1983... (A Merman I Should Turn to Be)

Written and produced by Jimi Hendrix, the song features flute player Chris Wood of the band Traffic, and at over 13 minutes in duration is the second longest track released by the group (after "Voodoo Chile").

[8] For the released version, Hendrix plays all guitars, vocals, percussion and bass (Noel Redding was absent from the track), with Mitchell on drums and Wood on flute.

[11] In an interview with Jane De Mendelssohn for International Times in 1969, Hendrix explained the significance of the track to be "something to keep your mind off what's happening … but not necessarily completely hiding away from it like some people do".

Writing for the BBC in 2007, critic Chris Jones described the track as a "stoned classic", praising the way it "[utilises] washes of backwards tape, jazzy timeshifts and far out fish-friendly lyrics to tell the tale of future apocalypse and return to the oceans".

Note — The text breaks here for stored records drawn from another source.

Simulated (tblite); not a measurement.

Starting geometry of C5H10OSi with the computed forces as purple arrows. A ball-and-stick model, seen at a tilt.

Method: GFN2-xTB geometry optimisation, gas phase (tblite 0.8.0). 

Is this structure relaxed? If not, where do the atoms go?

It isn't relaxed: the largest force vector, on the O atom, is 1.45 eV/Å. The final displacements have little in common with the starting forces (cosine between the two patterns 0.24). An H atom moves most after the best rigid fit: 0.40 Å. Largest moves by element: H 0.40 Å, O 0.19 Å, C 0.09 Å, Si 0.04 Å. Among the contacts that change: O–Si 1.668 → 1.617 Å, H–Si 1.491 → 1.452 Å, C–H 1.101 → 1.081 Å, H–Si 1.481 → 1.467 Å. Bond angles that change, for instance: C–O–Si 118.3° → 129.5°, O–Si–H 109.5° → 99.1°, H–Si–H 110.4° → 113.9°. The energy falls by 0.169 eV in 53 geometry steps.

[15] American music magazine Rolling Stone treated the song slightly differently: Dedicating a paragraph of his 1968 review of Electric Ladyland to the track, writer Tony Glover summarised the lyrical content of the song before noting that "With tape loops, melancholy guitar and the flute of Chris Wood ... Hendrix structures a beautiful undersea mood – only to destroy it with some heavy-handed guitar.